The vast audience laughed heartily at the befuddled language of Bottom, the weaver, and imagined themselves under the like spell of fantastic fairies.

The fifth and last act opens up with Theseus and his Amazonian Queen in the palace, prepared for the nuptial rites, and also the marriage of Lysander and Demetrius to their choice.

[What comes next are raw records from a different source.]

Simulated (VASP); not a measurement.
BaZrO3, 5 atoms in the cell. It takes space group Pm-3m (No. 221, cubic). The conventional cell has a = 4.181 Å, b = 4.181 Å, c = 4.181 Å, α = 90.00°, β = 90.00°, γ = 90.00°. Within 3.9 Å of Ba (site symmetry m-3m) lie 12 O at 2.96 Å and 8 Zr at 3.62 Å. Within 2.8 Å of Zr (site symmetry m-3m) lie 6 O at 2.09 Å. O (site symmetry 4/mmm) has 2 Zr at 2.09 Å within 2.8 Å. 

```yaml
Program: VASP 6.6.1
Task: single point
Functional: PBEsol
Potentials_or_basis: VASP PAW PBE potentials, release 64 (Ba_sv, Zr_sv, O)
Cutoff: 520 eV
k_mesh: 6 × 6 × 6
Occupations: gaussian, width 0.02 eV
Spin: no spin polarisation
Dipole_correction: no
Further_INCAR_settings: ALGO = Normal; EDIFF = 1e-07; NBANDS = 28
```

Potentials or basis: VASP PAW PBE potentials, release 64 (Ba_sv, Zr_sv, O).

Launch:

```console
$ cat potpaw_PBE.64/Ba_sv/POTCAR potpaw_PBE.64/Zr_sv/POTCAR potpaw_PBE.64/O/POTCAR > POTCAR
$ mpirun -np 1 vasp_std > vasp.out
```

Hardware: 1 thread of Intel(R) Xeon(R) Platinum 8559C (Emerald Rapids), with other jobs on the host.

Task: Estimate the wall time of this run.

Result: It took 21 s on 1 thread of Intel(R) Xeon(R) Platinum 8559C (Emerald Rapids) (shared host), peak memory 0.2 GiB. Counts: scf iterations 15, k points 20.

Theseus speaking of the strange conduct of lovers, delivers this great bit of philosophy:

"More strange than true, I never may believe
These antique fables, nor these fairy toys.
Lovers and madmen have such seething brains—
Such shaping fantasies, that apprehend
More than cool reason ever comprehends.
The lunatic, the lover and the poet,
Are of imagination all compact;
One sees more devils than vast hell can hold;
That is the madman; the lover all as frantic,
Sees Helen's beauty in a brow of Egypt;
The poet's eye, in a fine frenzy rolling,
Doth glance from heaven to earth, from earth to heaven,
And as imagination bodies forth
The forms of things unknown, the poet's pen
Turns them to shapes, and gives to airy nothing
A local habitation and a name!"

The play of Pyramus and Thisby is then introduced to the palace audience, when Bottom and his Athenian mechanics amuse Theseus and Hippolyta with their crude, rustic conception of love-making.

As the play proceeds Hippolyta remarks:

"This is the silliest stuff that I ever heard."

And Theseus says:

"The best in this kind are but shadows;
And the worst are no worse, if imagination amend them!"